The rest of the game also offers attractive, carefully designed graphics. The underwater environment is rendered in brilliant pastels in a sea of blue hues, fish and other creatures you meet during your explorations are well designed and presented and the animation is smooth and fun to watch.
The game's universe is quite large, so your kids will be able to enjoy playing for many hours. Five separate zones, which increase in difficulty, are each divided into three sectors. Combine that with the customization options, and Operation Neptune offers plenty of gameplay.
If all this talk about arcade action and gameplay makes you uneasy, don't fret--Operation Neptune provides plenty of mathematical challenges. You can customize it along four levels: Whole Numbers Only; Fractions and Whole Numbers: Decimals and Whole Numbers; or Decimals, Fractions, and Whole Numbers.
The math problems range from simple addition and subtraction to more advanced problems involving compass headings, volumes, area, percentages, and sequence patterns. To help you,a calculator is available. Not all of the problems allow you to use it, however. And there's an option for turning off the calculator--great for parents who want their children to have more practice in solving problems with pencil and paper.

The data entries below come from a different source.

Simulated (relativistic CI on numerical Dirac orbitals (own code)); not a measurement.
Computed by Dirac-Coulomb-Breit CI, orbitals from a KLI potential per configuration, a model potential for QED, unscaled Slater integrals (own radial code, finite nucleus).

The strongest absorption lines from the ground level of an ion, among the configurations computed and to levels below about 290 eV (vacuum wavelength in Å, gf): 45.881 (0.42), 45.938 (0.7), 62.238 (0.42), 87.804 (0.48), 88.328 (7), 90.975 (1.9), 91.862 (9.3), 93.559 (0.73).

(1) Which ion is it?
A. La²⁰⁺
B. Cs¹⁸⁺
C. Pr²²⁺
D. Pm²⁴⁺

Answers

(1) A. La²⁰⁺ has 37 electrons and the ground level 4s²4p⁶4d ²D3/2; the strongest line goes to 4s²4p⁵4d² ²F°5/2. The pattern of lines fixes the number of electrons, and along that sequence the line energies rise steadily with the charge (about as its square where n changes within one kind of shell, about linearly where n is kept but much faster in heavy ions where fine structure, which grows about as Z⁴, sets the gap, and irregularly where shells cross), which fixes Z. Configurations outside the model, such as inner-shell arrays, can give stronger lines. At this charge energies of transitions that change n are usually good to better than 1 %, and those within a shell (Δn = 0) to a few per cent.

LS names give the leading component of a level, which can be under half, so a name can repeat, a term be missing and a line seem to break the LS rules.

The game doesn't use timed questions, thus eliminating unnecessary and artificial pressures. Insteade, you start each sector with three full oxygen tanks, each containing four units of oxygen. Crashing into a sea wall or the floor, incorrectly answering a problem, or getting attacked by a sea creature costs you one unit of oxygen. Keep your eyes peeled from Zoom, the friendly dolphin that's trained to bring you more oxygen tanks.
Although you're penalized for incorrect answers, Operation Neptune teaches you how to solve problems. After the first incorrect answer, it offers a hint as it prompts you to try again. If you miss again, another unit of oxygen is used up, and the program explains how to solve the problem.
The short-term goals of making it though three sectors and then through a zone are enhanced by the underlying premise of the game--solving the riddle of the data canisters. If you're able to break the code that grants access to its contents, each canister provides a short entry to the space crew's logbook. Placing these entries together lets you slowly unravel the mystery behind the secret space voyage.
Only a few small technical improvements could make Operation Neptune better. An options to start a new game without completely exiting the program would be useful for families with children at different skill levels. Also, given the game's arcade quality, joystick support is conspicuously absent. My only other complaint is the startup sequence, which calls for you to type the letters on to launch the game. I prefer something more memorable, like neptune. These are small quibbles, however, in an otherwise excellent piece of work.
Once considered not much more than electronic flashcards, learning programs today are hardly recognizable as educational. Now they rival videogames for arcade excitement and simulations for special effects. And the best educational software retains the ability to teach, to excite, and to maintain an interest in learning. Operation Neptune sets sail in grand fashion.